That’s me: a member of the “The Peculiar Generation”

SAN DIEGO – Last week, my niece emailed me an editorial which labeled me as peculiar, something I did not know.

Kate Jewell Hansen is unlike her uncle in many ways. To start, she is a scholar. She graduated from Vanderbilt cum laude with a double major in history and anthropology, and she just received her doctorate in American History, specifically 20th century economic history from Boston University.

Kate was born and raised in the Northeast corner, where my brother lives to prove we Jewell brothers could be brothers, close friends, and as far away from each other as possible.

But Kate has roots in Lebanon, and thrived at Vanderbilt, Her doctoral research explores the impact of southern industrialization on political formation in its embodiment of the Southern Industrial Leadership Council, headed by John Edgerton of the Lebanon Woolen Mills. Her dissertation is titled “As Dead as Dixie: The Southern States Industrial Council and the End of the New South.”

I Am Peculiar

Knowing I am significantly older than her father, she forwarded me the editorial, “The Peculiar Generation,” written by Richard Pells in the on-line edition of “The Chronicle of Higher Education.”

I have wondered why folks from my birth year had not been labeled. My parents are in The Great Generation. My sister and brother are in the mass of humanity known as Baby Boomers. But Lebanon friends of my age and I were born too late to be in the Great Generation. And being born during the war, not after, we are not Baby Boomers either.
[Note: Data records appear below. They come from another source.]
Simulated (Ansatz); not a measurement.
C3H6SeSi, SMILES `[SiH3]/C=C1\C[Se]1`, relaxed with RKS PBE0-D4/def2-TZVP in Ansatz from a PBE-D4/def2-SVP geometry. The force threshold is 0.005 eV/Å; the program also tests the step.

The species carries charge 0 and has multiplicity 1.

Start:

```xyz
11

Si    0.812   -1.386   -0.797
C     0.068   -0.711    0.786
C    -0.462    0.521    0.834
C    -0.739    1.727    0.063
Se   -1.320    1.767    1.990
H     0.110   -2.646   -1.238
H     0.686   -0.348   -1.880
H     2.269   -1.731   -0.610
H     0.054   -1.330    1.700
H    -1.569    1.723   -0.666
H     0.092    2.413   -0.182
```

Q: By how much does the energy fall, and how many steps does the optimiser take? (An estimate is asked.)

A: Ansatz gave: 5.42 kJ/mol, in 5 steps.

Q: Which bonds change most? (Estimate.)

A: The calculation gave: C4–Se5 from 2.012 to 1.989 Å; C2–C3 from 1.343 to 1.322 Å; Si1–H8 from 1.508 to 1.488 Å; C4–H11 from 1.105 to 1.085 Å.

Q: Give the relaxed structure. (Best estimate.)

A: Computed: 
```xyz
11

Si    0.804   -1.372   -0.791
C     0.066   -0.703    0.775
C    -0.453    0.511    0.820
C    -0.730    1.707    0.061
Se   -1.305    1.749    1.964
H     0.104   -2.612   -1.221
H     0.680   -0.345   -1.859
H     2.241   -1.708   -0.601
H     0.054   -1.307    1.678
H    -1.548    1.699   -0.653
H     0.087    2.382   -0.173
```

This has not particularly bothered me.

Pells decided he and I were peculiar. I didn’t even know he knew me, but he pretty well hit the nail on the head. I agree I am peculiar. Most of the folks I know back home who were born between 1939 and the end of the war in 1945 are definitely not peculiar. With just a few exceptions, they are good folks, solid citizens, and very loyal to each other. In that regard, I hope I fit with them.

Transitionally Awkward

Pells describes us as being in a “transitionally awkward generation who were too young to have personally experienced the Depression or the war, but too old to have been embroiled in the turmoil on college campuses in the late 1960s.” He suggests the image of us peculiars is that we were “presumably too blasé or sedate to have participated in the battles against the Vietnam War or for the equality of women, much less in the revels at Woodstock.”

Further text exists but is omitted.